**!!! Attention: this article (and in fact my whole blog) have moved to site:**

http://thecsbox.com/2013/05/07/what-are-floating-point-numbers/ !!!

http://thecsbox.com/2013/05/07/what-are-floating-point-numbers/ !!!

*This article is not intended for very proficient programmers or computer scientists, but offers more of an introductory and high level explanation of floating point variables to the hobbyist programmer or high school student who likes to explore computers.*

**Let's look at Integers first**

One of the first variable types you learnt were probably integer variables. With integer variables we can represent integers (i.e. 0, 1, 2, ..., -1, -2, ...). The numbers are represented accurately on the computer, meaning the exact mathematical value can be stored in the computer. However, note that a computer cannot represent the complete infinite set of integers (..., -2, -1, 0, 1, 2, ...) but only a finite subset of it, because a computer's memory is always finite. In C, the two limit values are stored in the constants INT_MIN and INT_MAX.

**Getting Real**

The limitations of integers are apparent when doing simple divisions like 1 / 3. For code like "int x = 1 / 3" the result would just be rounded down and we'd get 0 for x. This is why computer architects and mathematicians in the early days of computing thought of ways to represent real numbers in the computer. The mathematical set they were interested to do calculations with where the real numbers (containing rational numbers like 1/3 and irrational numbers like pi). The fundamental problem is that the real numbers are an infinite set, but the computer only has finite memory.
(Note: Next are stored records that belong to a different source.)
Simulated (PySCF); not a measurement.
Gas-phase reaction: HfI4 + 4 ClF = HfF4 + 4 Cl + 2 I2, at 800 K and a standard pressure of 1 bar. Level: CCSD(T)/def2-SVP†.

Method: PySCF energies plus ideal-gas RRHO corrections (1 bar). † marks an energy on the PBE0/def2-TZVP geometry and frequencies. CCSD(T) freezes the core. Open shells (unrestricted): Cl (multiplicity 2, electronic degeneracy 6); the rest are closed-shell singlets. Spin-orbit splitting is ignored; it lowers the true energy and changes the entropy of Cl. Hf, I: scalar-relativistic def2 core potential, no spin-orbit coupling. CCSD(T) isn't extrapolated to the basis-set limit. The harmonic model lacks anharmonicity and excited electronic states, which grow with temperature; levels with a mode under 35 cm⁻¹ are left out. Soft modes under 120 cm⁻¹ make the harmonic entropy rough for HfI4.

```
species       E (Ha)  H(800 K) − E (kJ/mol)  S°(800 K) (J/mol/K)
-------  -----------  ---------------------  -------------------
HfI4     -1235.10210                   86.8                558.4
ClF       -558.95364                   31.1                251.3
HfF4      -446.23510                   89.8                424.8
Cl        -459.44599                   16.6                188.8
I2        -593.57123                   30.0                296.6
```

**Infinity != Infinity ?**

Note that with the set of integers, the problem of infinity was solved by specifying two limit values INT_MIN and INT_MAX, such that only the finite subset between those limits can be represented. Now, why can't we just take this approach over to the real numbers? The problem is that the real numbers present a "larger" infinite set than the integers. This was shown in Cantor's famous and lovely proof that the real numbers are an uncountable set whereas integers (and even rational numbers) are a countable set. Anyway, I'm deriving... (I just find these mathematical subtleties very lovely). If you haven't learnt about these concepts before, don't worry. The essential thing we're looking at here is how to represent real numbers in the best possible way on a computer.

Say we set limits just as with integers, a REAL_MIN and REAL_MAX value, so that the computer can accurately represent all numbers in there. Does that work? Unfortunately no. The reason is that even within this limit there is still an infinite number of real numbers. That is the essential difference to integers! Thus even in a very small interval, say 0.0 and 1.0, there are infinitely many real numbers, and the computer with its limited storage can only represent a finite subset of numbers in that interval.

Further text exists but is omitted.